Basically HoMM with less appealing looks

As others stated, this game is a lot like HoMM. That's not a bad thing, I love HoMM particularly the older entries, but it's so similar you can't help but compare this game to those classics. The two main differences are in combat and graphics. Hero's Hour has real time combat in which you can drag your units around but they mostly do their own thing. It means there's more happening on the screen which is kind of cool, but it also feels like you have far less control over what's happening. The most immediately obvious difference is in visuals though. Old HoMM games have nice pixel art that still looks good, Hero's hour uses the faux retro 16 bit style that honestly has been done to absolute death and beyond at this point. Some may love this visual style, but to me it makes all games using it basically look the same with no visual identity of their own. So yeah. Give it a try, it's not a bad game by any means, but the game is so similar to classic HoMM and inferior where it differs that personally I'd rather just play more HoMM3.

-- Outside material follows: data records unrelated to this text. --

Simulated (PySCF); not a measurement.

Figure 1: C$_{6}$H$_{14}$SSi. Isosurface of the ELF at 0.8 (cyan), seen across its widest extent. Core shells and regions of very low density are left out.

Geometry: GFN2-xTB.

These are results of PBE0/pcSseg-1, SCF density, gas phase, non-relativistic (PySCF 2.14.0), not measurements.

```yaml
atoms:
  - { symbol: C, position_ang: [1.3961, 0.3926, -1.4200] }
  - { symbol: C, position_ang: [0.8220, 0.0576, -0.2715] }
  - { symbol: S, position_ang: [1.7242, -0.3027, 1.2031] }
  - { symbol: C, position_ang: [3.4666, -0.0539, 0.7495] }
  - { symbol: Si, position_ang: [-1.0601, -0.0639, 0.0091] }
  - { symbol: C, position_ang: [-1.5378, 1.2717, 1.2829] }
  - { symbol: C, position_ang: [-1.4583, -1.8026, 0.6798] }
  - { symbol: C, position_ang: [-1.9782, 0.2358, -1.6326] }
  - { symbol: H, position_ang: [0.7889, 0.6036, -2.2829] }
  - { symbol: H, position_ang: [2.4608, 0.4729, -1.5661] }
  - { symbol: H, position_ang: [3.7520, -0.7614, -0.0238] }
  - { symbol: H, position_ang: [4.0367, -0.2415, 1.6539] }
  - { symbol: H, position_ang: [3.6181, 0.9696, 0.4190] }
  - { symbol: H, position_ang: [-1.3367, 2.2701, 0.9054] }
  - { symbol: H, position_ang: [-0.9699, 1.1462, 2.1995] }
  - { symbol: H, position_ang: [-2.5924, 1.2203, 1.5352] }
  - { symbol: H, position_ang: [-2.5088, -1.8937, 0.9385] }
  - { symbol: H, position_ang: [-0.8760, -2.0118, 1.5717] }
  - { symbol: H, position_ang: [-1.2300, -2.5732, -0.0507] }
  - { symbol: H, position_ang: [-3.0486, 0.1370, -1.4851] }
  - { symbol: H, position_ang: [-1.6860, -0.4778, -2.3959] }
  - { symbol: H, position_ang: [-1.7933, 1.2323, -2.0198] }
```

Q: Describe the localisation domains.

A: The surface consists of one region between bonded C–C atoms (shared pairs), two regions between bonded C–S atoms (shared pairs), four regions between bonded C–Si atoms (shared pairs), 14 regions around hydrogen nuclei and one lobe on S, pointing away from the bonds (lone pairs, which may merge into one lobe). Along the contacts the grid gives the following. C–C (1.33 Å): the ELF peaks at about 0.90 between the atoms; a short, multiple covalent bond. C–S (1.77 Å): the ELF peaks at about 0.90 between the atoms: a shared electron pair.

116 gamers found this review helpful
Wasteland 3
This game is no longer available in our store
Wasteland 3

It's okay.

Compared to its predecessor Wasteland 3 seems to have taken several steps back. It looks good, the soundtrack is frankly amazing, but the gameplay feels more shallow than in WL2. I guess it's "streamlined for a young, modern audience" like most RPG franchises that get dumbed down with every release. Combat feels simplified, and while the idea of building up your Ranger base sounds cool in practice it really doesn't add anything. Moving around the world map is tedious, you need to hold down the mouse button where you want to go or you stop moving and the camera is zoomed in way too far, presumably to make the map look bigger than it is. The setting seems to have dialed up the wackyness to 11 and many factions and quests feel like they belong in a modern Fallout game (that is absolutely not a compliment). The writing really doesn't help, oftentimes being so juvenile I felt several decades older than the game's apparent intended audience. In an RPG where writing is such an important (if not the most important) part of the whole experience that's a problem. It's also buggy with scripted events sometimes failing to trigger resulting in broken quest lines, and I have to mute the audio whenever I'm looking at a map because whenever you hover over a point of interest there will be an audio cue when it's highlighted but the sound itself seems broken somehow, sounds like digital clipping which is incredibly grating at any volume. Supposedly that can be fixed by *lowering* the sample rate of your audio device but frankly any situation where the user needs to fiddle with hardware settings before starting up a game just so it doesn't shit the bed is unacceptable; this isn't the early 90s. Overall I'd say play WL2 instead and check out WL3's OST on youtube. If you really want more Wasteland pick it up on a discount; this game clearly didn't receive the time or attention it required in development so there's no reason the devs and publisher should receive full payment.

11 gamers found this review helpful
Chernobylite

Great, misunderstood, atmospheric game

First things first: there's no timer that causes you to fail missions. What happens is after spending some time on a mission a storm will appear in the form of lightning strikes setting small patches of ground on fire, and some time after that an enemy will appear and hunt you down. You can't kill him but put enough shots into him and he'll flee, leaving you to continue exploring in relative peace. I feel sorry for the devs because this feature seems widely misunderstood and forms the basis of many of the lower review scores. So here's what you do in the game. Each day you start in your base where you can build upgrade stations either to increase things like air quality and general comfort (important for the health and well-being of both yourself and your companions) as well as upgrading your weapons, crafting consumables and armour, levelling up etc. You then proceed to the mission selection screen. There's no wide open map, it's divided into smaller mission areas. You pick one for yourself and can choose to send out your companions (if you have any) on other, less important missions like scavenging. Once you embark on a mission you're teleported to the relevant mission area where you'll explore, sneak, kill, all that good stuff whilst avoiding highly irradiated areas. You'll occasionally encounter friendly npc's you can have a chat or trade with. Sometimes you need a specific item to get to optional rooms/areas, the most obvious being lockpicks which can be crafted at your base. These mission areas aren't huge but they're big enough to explore without feeling cramped. When you've completed your mission and have scavenged all you can you open a portal to return to base where you'll get an overview of your and your companions' mission results, decide on food rations and prepare for the next day. Sound and visuals are great and highly atmospheric. The game is mechanically quite different from S.T.A.L.K.E.R. but if you enjoy those games you'll enjoy this one.

352 gamers found this review helpful
Prodeus

Pastemaker

These guns make me feel like an Italian chef who is tasked with supplying his entire town with passata in an unreasonably short amount of time and absolutely nailing it. It's awesome.